Hello,
On Sun, 29 Nov 2020 11:36:45 +1100
Steven D'Aprano
On Sun, Nov 29, 2020 at 12:10:39AM +0300, Paul Sokolovsky wrote:
And we don't speak about some obscure "innovative" idea. Const'ness aka immutability is well-known and widely used feature in programming languages.
Constantness and immutability are not synonyms.
I agree. I'm just trying A/B testing to reach wider audience. I prefer the term (and keyword) "const", and the full term "constant variable". But if spelled like that, we immediately get nitpicks like "That doesn't sound well in colloquial English! Constant... variable? That's oxymoron!". These nitpicks miss that it's a term from a programming language domain, not a colloquial phrase. But we'll cover those nitpicks in detail elsewhere (in the python-ideas thread).

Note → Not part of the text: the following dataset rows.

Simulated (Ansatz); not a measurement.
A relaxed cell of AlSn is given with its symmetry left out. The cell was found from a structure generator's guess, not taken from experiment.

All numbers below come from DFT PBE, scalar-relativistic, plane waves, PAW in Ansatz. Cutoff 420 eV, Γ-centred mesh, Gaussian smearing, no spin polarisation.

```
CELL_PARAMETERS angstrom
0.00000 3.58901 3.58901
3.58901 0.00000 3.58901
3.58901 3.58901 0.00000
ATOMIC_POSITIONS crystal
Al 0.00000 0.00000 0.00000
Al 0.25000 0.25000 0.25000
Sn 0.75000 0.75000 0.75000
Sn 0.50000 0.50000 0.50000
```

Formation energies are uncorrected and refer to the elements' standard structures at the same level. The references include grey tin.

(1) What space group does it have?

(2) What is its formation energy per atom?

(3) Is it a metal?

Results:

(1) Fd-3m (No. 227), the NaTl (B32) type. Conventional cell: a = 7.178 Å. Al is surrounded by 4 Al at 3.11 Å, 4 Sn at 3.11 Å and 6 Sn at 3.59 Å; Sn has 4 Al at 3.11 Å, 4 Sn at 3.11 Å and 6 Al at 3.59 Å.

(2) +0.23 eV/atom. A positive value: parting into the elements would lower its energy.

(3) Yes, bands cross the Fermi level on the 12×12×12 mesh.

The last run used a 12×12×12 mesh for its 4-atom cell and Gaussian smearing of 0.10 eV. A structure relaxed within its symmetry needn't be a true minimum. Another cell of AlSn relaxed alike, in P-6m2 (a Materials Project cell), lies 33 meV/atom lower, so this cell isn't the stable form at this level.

Immutability refers to *objects*. "abc" is an immutable object; `[]` is not, it is mutable.
Btw, nowadays "immutable variable" is also a pretty established term, thanks to a particular proglingo from some media company (forgot it's name (lingo's, not company's), something like fungus). []
Right, Python doesn't have that syntax. But it has other syntaxes to designate that a variable is defined in a particular scope:
# e is defined in the scope of the following block except Exception as e:
That is incorrect. e is defined in the *current* scope. There is no "scope of the following block".
Exception blocks are a special case, because there is dedicated code to unbind (delete) the "e" name when the block is left. But the name is local to the current scope, the block does not create a new scope.
It seems that I didn't convey my message well enough. What you render is "old way of thinking". The new way of thinking which I promote is: "'except as e' was an attempt to introduce block-level scoping, with truly subpar implementation details (like introducing block scope without real block scope)". []
*Could* define a, b in the scope of following block (and not beyond). That would have pros and cons, an obvious pro is that failing-to-match patterns would not litter in surrounding namespace, and con that "pattern matching as expression" usage would be more harder. If anything, use of block scoping could be considered to alleviate the littering problem
The "littering problem" will be a non-problem in practice.
"except as e" already confuses people: ----- e = 2.718281828 try: if random() < 0.1: 1/0 except Exception as e: print("Ha-ha! We're are not afraid of: %s" % e) # Bugreport: phase-of-moon dependent, my e is gone, gone!!11 print("In e we trust: %f" % e) ----- People already get confused by the "for" behavior, as the parallel thread on python-idea. With the bright future foretold for the pattern matching, you want to take a bet how many people will get confused by the poltergeist effect failed matches may have on the surrounding namespace? Well, I'd call that "cowboy attitude in programming language design" ;-).
Let's strive for solutions which follow the best practices in the programming language design (const'ness, block-level scoping are 2 good examples),
There isn't even a single definition for block-scoping. C block scoping and Java block scoping are not the same. So which one is best practice?
In theory, the best one is that of lambda calculus ;-). In practice, as you suggest, detail may vary by practical considerations. We'd certainly make it blend well with the rest of Python.
At *best* it is a matter of personal taste whether you like or dislike block scoping, but I'm going to stick my head out and say that it is an unnecessary complication that will cause more annoyance and confusion in Python than benefit.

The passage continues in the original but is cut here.